Kosovo prime minister calls for vote on creating court for Balkans war crimes News
Kosovo prime minister calls for vote on creating court for Balkans war crimes

[JURIST] Kosovo Prime Minister Hashim Thaci [official website] on Thursday called on the nation’s parliament to vote on creating a European Union-backed tribunal to investigate allegations of harvesting organs from dead Serbs during the 1990s Balkans war. In a press release [text], Thaci stated, “although the issue is completely unfair and offensive to the state of Kosovo, the Kosovo Assembly should decide.” The push for the proposed tribunal stems [Reuters report] from a 2011 Council of Europe report alleging that Kosovar guerrilla fighters smuggled the corpses of their adversaries into Albania in order to harvest and sell their organs. International officials have urged to Kosovo legislature to accept and endorse the tribunal before its dissolution and general elections in September, reportedly warning the state that if they refuse to accept the tribunal the organs case will be transferred for consideration by the UN Security Council [official website]. It is expected that the tribunal will be unpopular within Kosovo, as many citizens support the Kosovo Liberation Army (KLA) and its fighters, which has caused difficulty in investigating and prosecuting war crimes in the past.

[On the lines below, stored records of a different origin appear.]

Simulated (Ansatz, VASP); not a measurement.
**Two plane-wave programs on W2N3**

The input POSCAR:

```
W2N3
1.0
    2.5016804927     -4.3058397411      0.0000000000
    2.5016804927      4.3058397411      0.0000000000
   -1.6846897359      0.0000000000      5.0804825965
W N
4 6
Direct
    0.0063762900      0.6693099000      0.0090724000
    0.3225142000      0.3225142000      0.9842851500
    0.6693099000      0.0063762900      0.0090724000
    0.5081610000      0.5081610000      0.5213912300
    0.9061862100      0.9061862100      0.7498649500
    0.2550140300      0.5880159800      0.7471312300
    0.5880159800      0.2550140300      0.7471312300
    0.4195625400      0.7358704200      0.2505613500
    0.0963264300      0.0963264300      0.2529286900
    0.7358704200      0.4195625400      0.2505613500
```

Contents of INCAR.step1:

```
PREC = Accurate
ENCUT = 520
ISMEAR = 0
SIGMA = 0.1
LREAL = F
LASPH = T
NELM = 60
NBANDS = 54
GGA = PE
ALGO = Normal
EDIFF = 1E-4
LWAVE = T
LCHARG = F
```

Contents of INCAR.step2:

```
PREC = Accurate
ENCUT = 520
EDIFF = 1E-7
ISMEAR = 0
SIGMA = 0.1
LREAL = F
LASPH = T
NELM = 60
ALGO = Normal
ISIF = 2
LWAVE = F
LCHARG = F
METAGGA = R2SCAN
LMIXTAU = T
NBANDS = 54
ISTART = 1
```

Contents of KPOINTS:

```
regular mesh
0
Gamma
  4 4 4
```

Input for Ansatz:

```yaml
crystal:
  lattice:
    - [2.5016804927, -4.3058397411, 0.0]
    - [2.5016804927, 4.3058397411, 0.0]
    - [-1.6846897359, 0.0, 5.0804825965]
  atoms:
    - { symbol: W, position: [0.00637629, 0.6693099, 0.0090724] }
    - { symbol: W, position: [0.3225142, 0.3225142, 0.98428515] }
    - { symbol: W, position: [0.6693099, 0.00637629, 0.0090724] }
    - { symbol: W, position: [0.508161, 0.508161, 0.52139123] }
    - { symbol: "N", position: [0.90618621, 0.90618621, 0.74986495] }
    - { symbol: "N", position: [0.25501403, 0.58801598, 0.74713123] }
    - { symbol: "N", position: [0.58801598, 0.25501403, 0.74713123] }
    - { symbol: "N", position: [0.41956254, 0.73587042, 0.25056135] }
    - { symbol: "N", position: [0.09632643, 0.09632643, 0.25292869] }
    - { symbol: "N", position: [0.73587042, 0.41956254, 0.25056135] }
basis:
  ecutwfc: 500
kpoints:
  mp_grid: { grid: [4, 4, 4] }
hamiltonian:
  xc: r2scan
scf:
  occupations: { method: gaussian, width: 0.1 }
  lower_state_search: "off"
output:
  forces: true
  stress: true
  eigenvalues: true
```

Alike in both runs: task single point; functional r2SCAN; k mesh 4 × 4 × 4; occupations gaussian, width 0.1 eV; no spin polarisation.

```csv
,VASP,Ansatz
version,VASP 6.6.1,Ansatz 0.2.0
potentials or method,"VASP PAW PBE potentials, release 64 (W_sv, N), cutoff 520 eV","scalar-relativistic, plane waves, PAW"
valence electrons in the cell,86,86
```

Negotiations and plans to institute this tribunal were discovered [JURIST report] by the Associated Press at the beginning of April, and have garnered significant support from the international community as an important step towards justice and reconciliation. Until now, allegations of organ harvesting were investigated and prosecuted haphazardly alongside other war crimes. In April 2013 the European Union Rule of Law Mission in Kosovo (EULEX) [official website] sentenced [JURIST report] five men to prison sentences for their roles in an organ-trafficking scheme. The international interest on the issue of organ trafficking by the KLA was greatly expanded [JURIST report] in 2011 with the release of a report [text] detailing incidents and allegations of trafficking, prompting calls to begin investigations and prosecutions relating to the incidents. The Council of Europe began [JURIST report] its investigations into organ trafficking in Kosovo in 2008, partially in response to a book by the former prosecutor for the International Criminal Tribunal for the former Yugoslavia (ICTY), Carla Del Ponte, in which hundreds of counts of human and organ trafficking were alleged.